In this story we are introduced to a couple named Ananias and Sapphira. We are told they sold a piece of property and lay part of the proceeds from the sale at the feet of the apostles to be used for gifts to the poor. However, they conspired to falsify the truth of the transaction.

Ananias appears first and gives the money. Peter exposes the deception, and Ananias suffers sudden death. A few hours later his wife Sapphira comes before the apostles ignorant of her husbands’ fall, and she repeats the false narrative concerning the money. She also is struck dead.

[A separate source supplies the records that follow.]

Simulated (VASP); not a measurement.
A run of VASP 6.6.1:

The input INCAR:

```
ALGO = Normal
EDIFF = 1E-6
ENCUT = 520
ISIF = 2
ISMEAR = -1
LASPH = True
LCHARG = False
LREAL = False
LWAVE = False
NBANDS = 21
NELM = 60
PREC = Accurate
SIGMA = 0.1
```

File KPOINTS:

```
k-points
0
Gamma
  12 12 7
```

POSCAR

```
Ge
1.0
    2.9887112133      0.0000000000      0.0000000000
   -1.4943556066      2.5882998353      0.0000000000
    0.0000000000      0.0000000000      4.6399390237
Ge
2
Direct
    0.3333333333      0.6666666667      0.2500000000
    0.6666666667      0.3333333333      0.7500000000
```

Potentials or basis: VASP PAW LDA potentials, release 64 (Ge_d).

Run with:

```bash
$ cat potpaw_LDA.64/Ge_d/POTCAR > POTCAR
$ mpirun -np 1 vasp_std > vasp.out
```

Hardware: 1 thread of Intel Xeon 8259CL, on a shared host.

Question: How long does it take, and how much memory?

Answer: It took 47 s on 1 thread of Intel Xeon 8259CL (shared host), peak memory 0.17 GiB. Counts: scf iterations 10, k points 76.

The judgment was not because of the amount of money they gave. They were free to do with their property as they chose (verse 4). The judgment was from the misrepresentation. They are contrasted with Barnabas (chapter 4), who was so named by the apostles for his service to the church. He also gave the proceeds from the sale of a property he owned to aid the poor. Ananias and his wife wanted the reputation but not the character of Barnabas.

The sudden death of Ananias and Sapphira is shocking. There is no doubt we are to see it as a judgment of God, and it is given to provoke fear in us (verses 5 and 11). So to understand it, we need to understand the grievous nature of the sin.

The sins that stand out are greed, hypocrisy, and lying. Riches are not evil, but they are dangerous to our souls. Paul warns (Ephesians 5) that no greedy person will inherit the kingdom of God. You can give to the church or to charity (in itself commendable) for ostentatious reasons. The Lord Jesus condemned the Pharisees for being greedy even though they were dutiful in giving.

The greed of the couple in this story is exposed by their hypocrisy. They wanted to make the appearance of being more generous than they were. It must have been painful for them to give, and it was plainly impossible for them to give without receiving credit for it. The duplicity of their hearts is the warning here. God will not be mocked.

They conspired to lie to men because they loved the praise of men. But they were ignorant of God. The Scripture says God hates lying lips, and that the devil is the father of lies. Peter remarks that it was Satan that filled the heart of Ananias (verse 3). The devil is deceitful; so will those be under his influence. But Ananias and his wife were not hidden from the Holy Spirit when the conceived the plan to lie to the apostles. 

We need to consider that all things come from God. God is the absolute Lord of all things, both in heaven and earth. Whatsoever is possessed by any creature is by His indulgence. Everyone must get a grant of God of all he has. Money tends to rule men to set limits on the rights of God over them. Yet we have nothing but by God’s leave.

This passage is a warning of the nature and power of sin. William Plumer warns of the nature of sin: “It is the missing of the mark. It is transgression. It is rebellion. It is iniquity. It is evil and only evil. It is folly, the opposite of wisdom. It is a lie, the opposite of truth. It unmans a man. It separates between God and his creature. It opens hell. It banishes from the best society, which is heaven. It cannot be cured by finite power or human means.”

Peter had earlier stated that Christ Jesus is the only name under heaven whereby men may be saved (4:12). Christ came into the world to save sinners, but we must be sincere in faith. He is wise and knows all things. He knows who are his. Christians have love to the unseen Christ, for delivering them from the judgment of God.

After our recent ice storm, I, like many, resolved to be better prepared for the next power outage. Yet, I haven’t done anything yet toward that resolution. There may not be another power outage.  But it is certain I will stand before the Lord. This is a story meant to shake us out of lethargy and get us prepared for the day of the Lord. 

Ananias and Sapphira belonged to the best church. They had the apostles as their ministers. They saw and heard miraculous things. Nevertheless, they were entirely unprepared for the judgment of God. And it came suddenly.  It always does. So, as the Lord directs, let us be watchful over our souls.

The Rev. Chris Shelton is the pastor of The First Presbyterian Church of Union.